End Rhymes

Many traditional songs (campfire, work, Christmas, folk) are simple 8 bar "ditties", with four lines of lyrics. Rhymes generally occur at the end of lines' two and four, and sometimes one and three as well. This rhyme scheme remains consistent regardless of how complex the song structure may be. Rhyming the end lines of each verse provides tension and resolve, and acheives cohesiveness. More than one section (strophic) adds variation, contrast, development and dimension. This can occur in the lyric, the melody, and in harmonic and rhythmic development.

Interest and Variation

Tags, inserts, and bridges, which are often no more than 2-bar phrases, also provide interest and variation. Contrast and variation serve the purpose of lifting a song temporarily out of the repetitive patterns that define it, avoiding the pitfalls of repetition becoming too boring. Sometimes the chord progression is the same for verse and chorus (AB) with a different melody and lyric, or sometimes just a different lyric. The verses change words, but the words in the chorus repeat each time. Regardless of how complex a song's structure may be today, 4-8-16 bar sections remain the basic building blocks. There are notably many songs with sections consisting of an odd number of bars.

Blues

"Blues are more than sad songs about lost love and loneliness. They exist as lifestyle, as psychological state, and as philosophical stance (Brogan 1994; p. 29)." The standard 12 bar blues structure consists of three lines of lyrics and three dominant seventh chords moving from tonic to subdominant to dominant and back to tonic. The first A section is 4 bars played on the tonic (I). In the second A the first two bars (5 and 6) center on the sub-dominant (IV), returning to the tonic on bars 7 and 8. In the B section, the dominant (V) plays on bars 9 and 10, returning to the tonic on the last two bars. In the three lines of lyric, the second line is a repeat of the first, rhyming with the third line.

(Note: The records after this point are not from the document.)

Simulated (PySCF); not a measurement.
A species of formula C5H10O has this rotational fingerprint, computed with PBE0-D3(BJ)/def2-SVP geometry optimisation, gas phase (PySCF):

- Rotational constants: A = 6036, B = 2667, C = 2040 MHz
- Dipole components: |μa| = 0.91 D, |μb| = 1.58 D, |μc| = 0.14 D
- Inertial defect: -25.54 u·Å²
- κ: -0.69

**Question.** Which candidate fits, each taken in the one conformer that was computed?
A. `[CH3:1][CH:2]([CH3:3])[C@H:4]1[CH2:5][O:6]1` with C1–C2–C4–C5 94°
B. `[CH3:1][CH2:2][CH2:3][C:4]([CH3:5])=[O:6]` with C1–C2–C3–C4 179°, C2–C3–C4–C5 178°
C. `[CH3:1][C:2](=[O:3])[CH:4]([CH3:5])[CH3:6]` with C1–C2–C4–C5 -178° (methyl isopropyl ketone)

A truer picture of song structure includes repeated sections, solos, and bridges. Using capital letters, a common song structure including repeats is ABABABB. Each section is 12 or 16 bars in length. The blues scale bends between minor and major predominantly due to the use of the flat 3rd, flat 5th, and flat 7th notes of the major scale. Sliding and bending these notes, vocally or instrumentally, gives blues its recognizable sound.

Solo

A solo usually takes place in sections of 8, 12, 16, 24, or 32 bars. A single insert of an 8-bar block expands a standard 32 bar song to 40 (excluding any repeats). The structure would then read, verse-verse-bridge, solo (played over the same music used in a verse), and then the final verse. In the popular forms used today (AABA, ABAB, ABACAB, etc.), where the A serves as a verse and not a refrain, and B serves as a chorus rather than a bridge, the solo usually takes place over the verse.

The solo can be "short and sweet", taking place over only one verse, doubling the verse to equal 16, or evolving over a repeated series of linked verses, arbitrarily decided during performance. Solos of this nature can go on for a considerable amount of time. This is the difference between structured and unstructured solos.

In a structured solo, the solo is played the same way everytime, or improvised within a set bar count and location. A 12 or 16 bar blues structure lends itself well to the unstructured solo (Valdez 1992). Rhythm patterns and the "feel" are loose, and simple I-IV-V chord patterns (most often dominant seventh chords) easily repeat many times.. Improvisation can take place throughout the entirety of the song, if done in a fashion that does not severely detract from the songs basic melody, structure and feel.

A drummer can add "fills" freely without losing underlying structure and tempo. Rhythm guitar patterns can vary in duration, space, and accent as well. "Filling space", "syncopated", "on-the-beat", are examples of underlying concepts used in determining where improvisation takes place and to what degree.